9/11

I'm watching archival 9/11 footage shot by a diverse range of people, professional and nonprofessional, on the History Channel. It's like it's happening right now, once again. I don't think anyone will ever forget where they were on September 11, 2001. The catastrophic events of that day will never leave me, even though I've never visited New York City or Washington, D.C., don't know anyone who lives in either city, but I suppose that doesn't matter.

Ten years ago today, at a little after 9:00am, I turned on the TV to watch Martha Stewart. The program wasn't on; instead there was a news report. At first I was perturbed that my programming had been interrupted, but then I listened to the news. Just about 30 minutes before, a commercial plane had crashed into one of the World Trade Center towers. Just a few minutes before I turned on the TV, a second commercial airliner had plowed into the second World Trade Center tower. This wasn't a disaster movie. This was real and it was happening right now, live, in front of me, me who was sitting in my family room, still in my pjs, my bowl of cereal in my lap, uneaten. Even though I was thousands of miles away from the disaster, I didn't feel safe. Shocked. Nauseated. Tense. Scared. Totally not believing what I was seeing, yet drawn into the intense drama of life and death, of shock and awe in the truest sense. The scenes playing out before me on my little TV enveloped me, captured me, drained me, and I sat cemented to my sofa, watching, watching, watching, unable to look away hour after hour after hour.

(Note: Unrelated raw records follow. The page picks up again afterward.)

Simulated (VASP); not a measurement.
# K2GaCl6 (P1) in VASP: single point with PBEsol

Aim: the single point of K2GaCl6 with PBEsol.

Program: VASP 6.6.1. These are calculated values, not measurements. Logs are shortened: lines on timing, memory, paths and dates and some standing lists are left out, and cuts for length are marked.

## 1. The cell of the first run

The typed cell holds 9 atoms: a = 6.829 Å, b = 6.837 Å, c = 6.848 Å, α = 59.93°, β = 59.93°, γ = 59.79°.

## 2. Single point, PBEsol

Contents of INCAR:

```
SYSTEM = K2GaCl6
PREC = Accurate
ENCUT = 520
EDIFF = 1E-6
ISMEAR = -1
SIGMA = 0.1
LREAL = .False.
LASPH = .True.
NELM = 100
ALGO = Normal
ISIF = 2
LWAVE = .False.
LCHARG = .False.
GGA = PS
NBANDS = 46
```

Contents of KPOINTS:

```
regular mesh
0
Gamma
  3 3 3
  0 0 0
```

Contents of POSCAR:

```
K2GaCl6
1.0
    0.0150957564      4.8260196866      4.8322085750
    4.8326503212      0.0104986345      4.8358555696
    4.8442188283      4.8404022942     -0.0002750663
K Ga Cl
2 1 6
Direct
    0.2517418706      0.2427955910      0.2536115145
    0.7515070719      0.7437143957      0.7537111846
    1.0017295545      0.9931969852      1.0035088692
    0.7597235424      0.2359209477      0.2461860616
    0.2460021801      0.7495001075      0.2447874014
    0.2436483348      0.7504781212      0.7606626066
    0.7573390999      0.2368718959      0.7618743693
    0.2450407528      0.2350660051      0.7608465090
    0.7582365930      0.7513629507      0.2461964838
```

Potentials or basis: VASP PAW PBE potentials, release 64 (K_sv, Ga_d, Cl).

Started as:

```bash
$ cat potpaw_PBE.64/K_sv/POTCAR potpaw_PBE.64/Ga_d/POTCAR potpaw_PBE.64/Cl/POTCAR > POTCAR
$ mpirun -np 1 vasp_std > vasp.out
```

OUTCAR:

Some of what the NYC observers said bothered me then, bothers me now -- the idea for the U.S. to go to the Middle East and blow up everything. I understand the anger of the moment, but not every Muslim is a terrorist, just as not every Christian is a fundamentalist willing to burn another religion's Holy Book. What happened on 9/11 is the work of a group of Muslim nazis who have twisted the words of the Koran to create their agenda of terrorism. It's not the first time that people have killed in the name of their god. This is not meant to minimize the death and destruction perpetrated by al-Quaeda on American soil ten years ago. But if we lose our humanity through hatred, then we're walking on the same path as the Muslim extremists who have lost all sense of what makes them human and humane. There is no god on this planet or in the universe who wants, requires, welcomes the death of humans at the hands of humans.

So, I remember 9/11, I live 9/11, I am 9/11 because it's now an inevitable part of the American experience. We can never forget, but hopefully we can move forward with the understanding that most people, of all religions, colors, world views, are spirits of light and we will prevail against those who create the dark hours of our lives.